Possum Point Players are inviting audiences to be their guests for two evenings of high notes and hijinx in “Brush Up Your Broadway.” The show opens Friday, Aug. 26, with killer  music and humor. Here are five things to know before you go.


Possum Point Players are inviting audiences to be their guests for two evenings of high notes and hijinx in “Brush Up Your Broadway.” This is the second time for the summer fundraiser, this time with more humor and fewer duets.

“I think it’s going to be a real fun, classy night to come on out and have some fun,” said Director John Hulse.

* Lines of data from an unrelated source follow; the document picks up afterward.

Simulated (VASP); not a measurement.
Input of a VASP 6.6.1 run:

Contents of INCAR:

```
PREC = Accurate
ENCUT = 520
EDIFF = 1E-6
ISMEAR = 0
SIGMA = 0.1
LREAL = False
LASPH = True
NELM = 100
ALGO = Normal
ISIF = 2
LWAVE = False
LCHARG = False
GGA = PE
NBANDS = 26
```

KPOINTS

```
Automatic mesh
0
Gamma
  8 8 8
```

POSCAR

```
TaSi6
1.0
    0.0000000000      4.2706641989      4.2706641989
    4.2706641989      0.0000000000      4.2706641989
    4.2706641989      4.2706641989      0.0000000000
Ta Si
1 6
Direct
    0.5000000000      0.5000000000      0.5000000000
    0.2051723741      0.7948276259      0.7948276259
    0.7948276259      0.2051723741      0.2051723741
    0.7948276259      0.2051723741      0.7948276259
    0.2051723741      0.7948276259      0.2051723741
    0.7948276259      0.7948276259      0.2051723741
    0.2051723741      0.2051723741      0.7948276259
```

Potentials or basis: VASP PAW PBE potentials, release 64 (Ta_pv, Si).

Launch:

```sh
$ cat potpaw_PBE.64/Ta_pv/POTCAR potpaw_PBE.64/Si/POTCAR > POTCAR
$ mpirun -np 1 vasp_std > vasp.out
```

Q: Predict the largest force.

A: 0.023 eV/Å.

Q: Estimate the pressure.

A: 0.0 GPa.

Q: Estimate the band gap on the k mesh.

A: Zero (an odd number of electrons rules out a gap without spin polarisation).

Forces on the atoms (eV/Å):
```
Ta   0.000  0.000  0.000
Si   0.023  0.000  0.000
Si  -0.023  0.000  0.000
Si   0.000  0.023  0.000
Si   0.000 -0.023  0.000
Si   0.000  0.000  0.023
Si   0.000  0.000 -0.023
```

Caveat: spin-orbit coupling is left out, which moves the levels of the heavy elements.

1 It’s a grand night for singing
When choosing songs for the revue, there were only two rules: No solos and no more than one number from each show. As a result, the show covers Broadway from the days of “Gypsy” and “Gigi” to more modern hits like 2009’s triple Tony-winner “Next to Normal” and the Dolly Parton-penned “9 to 5.” The 14 cast members perform in mostly duos, trios and small ensembles.

2 Send in the clowns
Hulse chose this year’s cast members for both their singing voices and their comic timing. Then he put them to work in humorous numbers like “A Little Priest” from “Sweeney Todd” and “You Could Drive a Person Crazy” from “Company.”
Performer Steve Givens said this year’s show has a lighter atmosphere than last year’s but with the same great level of music.
“This year’s emphasizes more fun, show-stopping types of tunes,” he said.

3 Music of the night
Hulse is jazzed about working with the night’s unsung heroes: Accompanist Gail Betton Kelso and the baby grand she’ll be playing. Milford Music Center is lending the group use of the piano for the production.

4 Luck be a lady
Audience members will get to bid on their favorite items during an auction before the show and during intermission. There also will be a chance to win raffle items.

5 There’s no business like show business
The business of the evening is two-fold: Entertaining and fundraising. As with many arts organizations, it seems tougher to meet budget every year, according to Hulse. Last year they decided to help themselves by staging a Broadway-themed fundraiser in August. At that point they thought it would be a one-time thing. Patrons loved it so much they asked for another helping, hence this year’s production.
“The court’s still out whether this will become an annual thing or two years in a row,” Hulse said.